Wednesday, June 4, 2008

School all year round

Our two homeschoolers, now 10 1/2 and 12 1/2, are officially "out" for the year (they have been attending a university-model school two partial days a week and it's finished till next fall.) But my jokes (which they take as threats) about "year-round schooling" are turning out to have some truth in them, as the best jokes often do.

It's summer here in the heart of the Appalachians, and things have slowed down a bit. Sitting around in the evenings reading or making things, going for walks to the bank or the library, or riding in the car, we talk. Sometimes I find myself pontificating--a useful work meaning, I think, "to act like a pontiff" (the Pope being a well-known pontiff), one who feels himself called upon to make a pronouncement upon everything. When I catch myself doing this, I usually attempt to bring an end to my official pronouncement as soon as possible, knowing that most people, including children, don't like to be lectured. But husband and I and the children often share information back and forth. If, for example, I want to know about a certain kind of a dinosaur, or the details of a forgotten Greek myth, I ask one of my children, as they know much more than I do. On matters of language, history, science, manners and morals, however, husband and I are usually the ones who offer our superior wisdom.

Today I was resting/thinking/talking to husband in our bedroom/office, and youngest son was sculpting at the kitchen table in the next room. He heard me mentioning a review I had read for a book we'd just heard about. I heard him ask his father what the difference was between a preview and a review. Then, suddenly, son began to laugh uproariously.
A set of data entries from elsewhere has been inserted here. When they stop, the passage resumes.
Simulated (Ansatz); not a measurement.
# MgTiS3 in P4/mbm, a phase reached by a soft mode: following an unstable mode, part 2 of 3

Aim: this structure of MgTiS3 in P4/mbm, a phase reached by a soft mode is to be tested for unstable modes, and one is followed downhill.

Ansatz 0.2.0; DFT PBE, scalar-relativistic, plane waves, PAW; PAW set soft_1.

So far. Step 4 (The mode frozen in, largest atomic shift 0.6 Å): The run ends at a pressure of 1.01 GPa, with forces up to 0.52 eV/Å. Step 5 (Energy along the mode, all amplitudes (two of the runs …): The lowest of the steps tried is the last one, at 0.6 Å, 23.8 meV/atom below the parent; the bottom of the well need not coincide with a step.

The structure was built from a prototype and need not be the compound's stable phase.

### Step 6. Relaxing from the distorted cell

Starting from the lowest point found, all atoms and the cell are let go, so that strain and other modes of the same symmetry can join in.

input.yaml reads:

"I get it!" he exclaimed. "'Pre-' means 'before,' and 'view' means 'see,' so a 'preview' is 'something you see beforehand.' And 're-' means 'again,' so a 'review' is, um, a 'review' is...'something you see again.'" Congratulating him on his discovery, I remarked that this was why a working knowledge of the Latin roots could be so useful. Then I began wondering how he had come to have this knowledge. We haven't given our children Latin lessons, nor have they had more than a cursory introduction to the language in any of their "formal" classes; yet son had apparently picked up a bit here and a bit there, possibly from his own reading, possibly in one or more of our ongoing discussions about language; enough to draw a conclusion for himself.

Later on, husband was telling me about a church small-group meeting he had attended the previous evening. I hadn't been there due to another engagement, so he related how one of the young people at the meeting had brought up a question which I immediately realized I would have had a hard time answering myself, if I had been there. (So much for lengthy pontificating.)

So, what answer was given? This was the kind of meeting where anyone could put in 2 cents worth; the leader would sometimes tie everything together or explain further if it was needed.

"It was daughter [12 1/2] who had the answer," said husband.

"Really?"

The answer she gave referred back to a topic she and I had been talking about several days previously, and she had applied one of the concepts from that conversation, neatly and accurately, to the current discussion. So! She HAD been listening all that time! She'd remembered the illustration I'd used--but how had she come up with it, at just the right time, in a different situation?